The longest night

Nohora A. Arrieta approaches the work of Brazilian artist Tiago Sant’Ana with a question: what does it mean to be free, to be, completely, and thus being to open infinite horizons for our practice as critics or artists or writers?


How many times have I died
in the longest night?

In the longest,
thickest and quietest night

how many times have I died
in the Calunga night?[1]


Tiago Sant’Ana was born in Santo Antônio de Jesus, in the Recôncavo Baiano, in 1990. Like several of the municipalities surrounding Baía de Todos-os-Santos, Santo Antônio de Jesus has a soil made of dark and clayey marzipan; sticky during the winter and dry in the summer, good for planting sugar cane. In Segredos Internos: engenhos e escravos na sociedade colonial (Intimate Secrets: Mills and Slaves in Colonial Society) (1988), Stuart Schwartz reports that in 1587 there were 36 sugar mills in operation in the region. It is said that at the beginning of the sixteenth century, Bahia was the second largest sugar producer in the territory which today is Brazil, only surpassed by the neighboring captaincy of Pernambuco, and that half of the population of Recôncavo were African slaves who worked in the plantations.

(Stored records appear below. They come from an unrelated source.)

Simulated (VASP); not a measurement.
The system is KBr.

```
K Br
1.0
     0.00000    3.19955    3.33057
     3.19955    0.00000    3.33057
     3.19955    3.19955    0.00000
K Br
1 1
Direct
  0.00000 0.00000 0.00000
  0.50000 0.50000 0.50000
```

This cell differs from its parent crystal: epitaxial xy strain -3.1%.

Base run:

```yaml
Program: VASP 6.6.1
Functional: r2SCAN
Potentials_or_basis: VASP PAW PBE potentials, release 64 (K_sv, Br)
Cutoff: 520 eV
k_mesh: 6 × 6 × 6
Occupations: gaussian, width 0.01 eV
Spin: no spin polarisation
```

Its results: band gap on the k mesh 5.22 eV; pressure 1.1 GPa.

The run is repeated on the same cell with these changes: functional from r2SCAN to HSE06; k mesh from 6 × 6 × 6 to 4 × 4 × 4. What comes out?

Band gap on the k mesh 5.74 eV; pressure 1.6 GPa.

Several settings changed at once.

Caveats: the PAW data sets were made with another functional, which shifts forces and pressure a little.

Sugar gave Recôncavo and Brazil their raison d’être. At the beginning of the twentieth century, Brazilian sociologist Gilberto Freyre described the plantation as the “origin of the nation.” In his essay Casa grande e Senzala (“Masters and Slaves”) (1933), he sets up the sugar plantation as the space that creates harmony between masters and enslaved. Intellectuals contemporary to Freyre, among them José Lins do Rego, author of the novels of the “sugarcane cycle,” contributed to the creation of a “nostalgia” for the plantation. In Menino de Engenho (Plantation Boy), Lins do Rego describes the sugar mill of his childhood as “a corner of heaven”.[2] This imaginary of the plantation lingers on not only in the texts of Freyre and José Lins do Rego, and in the picturesque illustrations of mills that might adorn the walls of a luxurious café in São Paulo or Rio de Janeiro.

The nostalgia for the plantation and the violence of its legacy live on in the illegal logging of agribusiness in the Brazilian Amazon and in the incursions of the military police in the favelas—in the politics of death.

Tiago Sant’Ana was born in 1990. At the end of the 1980s, the sugarcane fields of northeastern Brazil, from Alagoas to Recôncavo, reverted to the production of ethanol, and working conditions in those fields remained very similar to those of colonial times. But the 1990s and 2000s were decades of harvest for the Brazilian black movement. When Tiago Sant’Ana entered university, Brazil was discussing the policy of fees for black and indigenous people in higher education. In the midst of the foment, a growing group of visual artists called Ayrson Heráclito or Rosana Paulino began to wonder how and with what language, Brazil’s colonial past could be talked about without reproducing the nostalgia of figures like Freyre. I believe that it is with this long and very Brazilian (very American) history of the persistence of the plantation, and the creation of possibilities of escape from the plantation, that Tiago Sant’Ana’s[3] poetics is in dialogue. 



The night doesn’t pass
and I’m in it

dying again
and nameless again


Santo Antonio de Jesus, São Francisco do Conde, Cachoeira… The Recôncavo is strewn with the ruins of old sugar mills and the stories of lords with names such as Alexandre Gómes de Argolo, baron of Cajaíba, who is said to have thrown more than one rebellious slave into the sea alive so that the fish could feed on fresh meat. Tiago Sant’Ana grew up surrounded by those mills, their ruins and stories, and in 2017 he began a series of performances to interrogate them. Four of those performances, Refino #3, Refino #4, Passar em branco, and Açúcar sobre capela were presented in his first solo exhibition, Casa de Purgar, curated by Ayrson Heráclito at the Museu de arte da Bahia (Bahia Art Museum) in March 2018. Casa de purgar was the name of the room in the sugar mill where molasses was crystallized and “pure” or whiter sugar, which was exported, was divided from “impure” or muscovado sugar, which was consumed locally. Casa de purgar was shown for the second time at the Paço Imperial (Imperial Palace) in Rio de Janeiro in August 2018, and it was there that I saw it. 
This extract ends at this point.